He proposed not only that the roughly 2 million Palestinians in Gaza leave their homeland—because, he said, it’s “a hellhole” and always will be—but that the United States take it over, “own it” (he dropped that phrase a few times), and develop it into “the Riviera of the Middle East.”
Yes, he really said that.
Will the Palestinian people, who Trump wants to have evicted from the old Gaza, be allowed to come back and live in this new wonderland he envisions? Well, Trump replied, it will be “an international city,” with people from “all over the world” coming to live there. Maybe some Palestinians, too—but in the meantime, while Americans rebuild the “demolition site” of Gaza, those people will be taken in by Jordan and Egypt.
Yes, he acknowledged, the leaders of Jordan and Egypt insist they want no part of this forced displacement—they certainly don’t want the instability of bringing almost two million Palestinian refugees into their own crowded cities. But Trump said he is confident they will “open their hearts” and make warm peaceful places for them to live out their lives away from the violence that Hamas had forced on them.
Or, Trump mused, maybe the Palestinians can be resettled in “one, two, three, four, five, seven, eight, 12 sites, or one big site”—it doesn’t matter, as long as they “live in comfort and peace. … We’ll make sure something really spectacular can be done.”
These were not careless, spontaneous remarks. Trump repeated the lines several times. He said he’d been thinking about it for a while. He said he’d proposed the idea to leaders in the region who thought it was a “wonderful idea.” (He didn’t identify the people who pulled his chain, if indeed anyone said this at all.)

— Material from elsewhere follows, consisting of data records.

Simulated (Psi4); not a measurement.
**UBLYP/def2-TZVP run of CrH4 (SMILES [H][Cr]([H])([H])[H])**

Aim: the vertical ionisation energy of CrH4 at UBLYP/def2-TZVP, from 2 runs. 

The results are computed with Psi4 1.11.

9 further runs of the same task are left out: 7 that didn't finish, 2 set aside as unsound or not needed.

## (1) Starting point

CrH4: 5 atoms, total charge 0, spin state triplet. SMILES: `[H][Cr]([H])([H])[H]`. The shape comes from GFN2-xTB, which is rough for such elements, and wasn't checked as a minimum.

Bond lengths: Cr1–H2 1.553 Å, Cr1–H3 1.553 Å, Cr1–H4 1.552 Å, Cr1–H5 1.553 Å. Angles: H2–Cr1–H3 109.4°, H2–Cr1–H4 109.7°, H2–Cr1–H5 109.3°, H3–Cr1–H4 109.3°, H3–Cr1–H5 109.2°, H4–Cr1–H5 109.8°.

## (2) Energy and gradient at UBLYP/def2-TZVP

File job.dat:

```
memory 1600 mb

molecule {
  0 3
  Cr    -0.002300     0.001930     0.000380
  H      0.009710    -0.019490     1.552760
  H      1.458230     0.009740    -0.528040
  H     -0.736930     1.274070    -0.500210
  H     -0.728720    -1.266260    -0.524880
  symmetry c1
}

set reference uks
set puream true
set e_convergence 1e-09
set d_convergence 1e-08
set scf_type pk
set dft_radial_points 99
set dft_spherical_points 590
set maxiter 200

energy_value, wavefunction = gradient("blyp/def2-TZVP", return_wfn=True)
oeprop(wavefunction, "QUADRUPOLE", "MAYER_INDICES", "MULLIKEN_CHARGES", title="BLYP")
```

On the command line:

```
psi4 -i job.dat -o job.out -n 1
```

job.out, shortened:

He made these statements during a news conference alongside Israeli Prime Minister Benjamin Netanyahu, after the two held private talks for more than an hour. A reporter asked Netanyahu what he thought about Trump’s idea. He seemed as surprised by it as everyone else, though he tried to be polite.
Israel’s goal, the prime minister noted, is to make sure Gaza never poses a threat to Israel again. “President Trump is taking this to a much higher level,” he said. “He sees a different future for that piece of land. … He has a different idea, and it’s worth paying attention to this. … It’s worthwhile really pursuing this avenue.”
Uh-huh.
Trump was asked if his vision implied that he rejects the idea of a Palestinian state. He said he doesn’t reject any idea—though, of course, the expulsion of Palestinians from Gaza does mean precisely that. His assumption (which he probably believes)—that the people there will be happier living in a less violence-laden land—fails to recognize that they view Gaza as their homes. Nor did he spell out just where their new homes will be.
He said that the Saudis definitely want to normalize relations with Israel, though he ignored the fact that they have explicitly said they have no interest in doing so unless Israel accepts at least the goal of a Palestinian state and actively engages in negotiations toward such a state.
But this wasn’t merely a spectacle of a man engaged in otherworldly fantasizing. It could have real-world consequences. Israel and Hamas are in the middle of the first phase of a ceasefire, which is proceeding better than expected. If a second phase gets underway, that could be the beginning of a permanent peace. Some expected Trump would use his meeting to pressure Netanyahu to accept this peace, even if it might mean the end of his ruling coalition with far-right-wing parties.
And yet, here was Trump, putting forth a plan of expelling Palestinians—the place to which they were once expelled from what is now Israel—and turning the Gaza strip, their homeland, into the beachfront property “owned” by American real-estate developers for the global cosmopolitans.
Will Hamas take phase two of the ceasefire seriously if this is what the American president has in mind for phase three? Will Egypt and Qatar, the partners in this negotiation, continue to take the U.S. as a serious mediator? Will Jordan and Saudi Arabia, the necessary participants in any post-war reconstruction, wish to be seen as a facilitator of such a vision? The king of Jordan plans to visit Trump in the White House later this month. He must be revising his itinerary after this. Then there’s Steve Witkoff, Trump’s Middle East emissary, who helped Biden officials nail down the ceasefire in the final days of the previous administration—what must this very practical, pragmatic, quite effective negotiator have been thinking as he sat watching this spectacle among the journalists and a handful of other officials?
Trump’s vision is a caricature of “American-Zionist imperialism” straight out of a Hamas leader’s imagination—only now, it seems, the actual American president has been imagining it all along.